Dissidence, Creativity, and Embargo Art in Nuha Al-Radi's Baghdad Diaries
Brinda Mehta

For almost a full decade, an inhuman campaign of sanctions—the most complete ever in recorded history—has destroyed Iraq as a modern state, decimated its people, and ruined its agriculture, its educational and health care systems, as well as its entire infrastructure. All this has been done by the United States and United Kingdom, misusing United Nations resolutions against innocent civilians.

——Edward Saïd

The current state of geopolitical anomie unleashed by the forces of globalization and Western capitalism has created a new world disorder in which war is the preferred agenda of a masculinist elite to advance the interest of a petrol-fueled U.S. and European hegemony. As the war in Iraq illustrates, the male culture of violence formulates the language of international diplomacy that disfavors negotiation and open-ended dialogue by thwarting creative solutions to accommodate peace and conflict resolution.

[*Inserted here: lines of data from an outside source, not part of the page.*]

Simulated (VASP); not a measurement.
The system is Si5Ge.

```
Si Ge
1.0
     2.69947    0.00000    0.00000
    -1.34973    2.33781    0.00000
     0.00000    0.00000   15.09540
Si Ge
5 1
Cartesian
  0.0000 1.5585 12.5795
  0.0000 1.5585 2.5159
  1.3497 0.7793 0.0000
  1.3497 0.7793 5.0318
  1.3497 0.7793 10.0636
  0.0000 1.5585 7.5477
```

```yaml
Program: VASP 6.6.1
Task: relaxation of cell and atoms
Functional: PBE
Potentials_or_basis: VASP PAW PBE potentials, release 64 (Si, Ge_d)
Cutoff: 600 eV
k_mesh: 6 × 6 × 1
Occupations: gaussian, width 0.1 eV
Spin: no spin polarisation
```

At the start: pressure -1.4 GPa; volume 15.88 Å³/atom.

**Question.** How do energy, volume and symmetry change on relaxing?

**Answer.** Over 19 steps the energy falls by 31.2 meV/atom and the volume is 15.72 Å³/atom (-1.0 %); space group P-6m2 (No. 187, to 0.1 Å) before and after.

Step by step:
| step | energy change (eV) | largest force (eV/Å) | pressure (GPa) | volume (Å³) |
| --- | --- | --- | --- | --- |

Within this context, the Iraqi-born artist and writer Nuha Al-Radi made a critical intervention into the male-centered ethic of nonarbitration and military imposition that has made Iraq a country under siege, a country destroyed internally and externally by a former male dictatorship and Western imperialism. She offers a woman-centered perspective on war, occupation, twelve years of economic sanctions, and culturally devised strategies of survival through the mediums of politically inspired paintings, sculpture, essays, and her Baghdad Diaries—an eyewitness account of the terror and daily destruction that the war has inflicted on defenseless citizens. [End Page 220]

Born in Baghdad in 1941, Al-Radi, the daughter of a former Iraqi ambassador to India and Iran, belonged to a prominent land-owning aristocratic family that lived in Suleikh, one of the more fashionable areas of Baghdad. She spent much of her life abroad and received her training at the Byamshaw School of Art and Chelsea Pottery in London. After teaching briefly at the American University in Beirut in the 1960s, she returned to Baghdad at the onset of the 1991 Gulf War to be close to her mother and sister. Al-Radi lived in political exile in Lebanon until her untimely death in August 2004 from leukemia. Her work represents the last will and testament of an Iraqi woman torn between her love for a beloved country, the ambivalence of exile in Beirut, and her opposition to the diplomatic impunity of the U.S.-led coalition forces, who, she concluded, were "worried about security, not for the poor Iraqis, but for themselves" (2003b, 243).

I am in a frenzy of artistic activity and feel more cheerful. I hope it continues.


Al-Radi concretizes an ethos of peace in her art through a creative art for survival esthetics. The frenzy to survive is sublimated into a creative frenzy of expression that reveals the functional and cathartic power of art to symbolize discontent and resistance. The survival of the creative spirit despite political oppression is a source of joyful celebration for the artist whose work takes on a specifically political dimension to reflect the realities of occupation in a nonviolent way. By politicizing her art to represent the different phases of war and sanctions, Al-Radi demonstrates the unique capability of creating life from destroyed remains to provide visual documentation of the ongoing subjugation of her people.

Each phase of artistic production mirrors a particular stage in Iraqi political history, ranging from embargo art to environmentally sensitive recycled sculptures. The humanizing aspect of testimonial art goes beyond the individual to valorize an entire community by stressing the importance of communal expression in which the creative "I" inserts itself into a larger community's range of experience. As the diary indicates: "I will call this exhibition 'Embargo Art.' All the sculptures, whole families of people made of stone and car parts—busted exhausts and silencers that I collected when I went to mend my silencer. . . . The heads are painted stones...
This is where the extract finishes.